The Island (Adam Weingrod, 2018): Israel

Three reasons the Island doesn’t work in a film festival.

1. Lacking narrative drive. In any story, we should start by getting some sense of what is normal in the world of the story. We meet our characters, and the world begins throwing conflict on them. In The Island, we don’t get a sense of normalcy, and there is no conflict. Weingrod tries to make the ever-present possibility of death be the conflict, and thus we never really move forward in the film.

2. Old people being old is not a story. In the Island, Adam Weingrod gets to be up close with men who cant take care of themselves. We do get a lot of graceful moments with them, but old men talking about what they wish they had done can only go on for so long. At some points, we see shots from a patio showing the contrast between the harsh outdoors and the peaceful inside, but in doing this, it misses the mark it had set up for itself. It makes the story ever more blurry by making the hospice itself a character.

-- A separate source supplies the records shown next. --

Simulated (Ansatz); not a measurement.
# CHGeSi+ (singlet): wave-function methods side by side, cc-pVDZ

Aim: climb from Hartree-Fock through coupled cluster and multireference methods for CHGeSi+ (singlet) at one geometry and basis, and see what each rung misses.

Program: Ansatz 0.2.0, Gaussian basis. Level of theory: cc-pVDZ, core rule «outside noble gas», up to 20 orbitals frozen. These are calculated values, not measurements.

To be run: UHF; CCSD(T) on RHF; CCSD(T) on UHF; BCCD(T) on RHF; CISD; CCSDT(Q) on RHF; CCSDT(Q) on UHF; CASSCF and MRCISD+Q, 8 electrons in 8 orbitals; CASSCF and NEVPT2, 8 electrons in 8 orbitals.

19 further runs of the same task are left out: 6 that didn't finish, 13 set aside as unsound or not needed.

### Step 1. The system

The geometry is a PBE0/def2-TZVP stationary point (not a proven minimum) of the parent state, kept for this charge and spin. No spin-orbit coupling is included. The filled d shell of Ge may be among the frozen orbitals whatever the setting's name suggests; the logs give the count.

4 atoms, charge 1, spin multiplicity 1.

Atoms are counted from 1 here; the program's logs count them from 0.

3. Who am I supposed to be watching? The movie presents several individual threads. The man we see the most seems to have no reason to be in the movie until the very end. We see some of the people painting, but painting to eventually hang them up is not a strong enough narrative to drive the movie even when mixed in with the other storylines. The strongest storyline is about a man going to see his favorite Beethoven piece. If the movie was only this and cut down to 10 minutes it could have faired a lot better.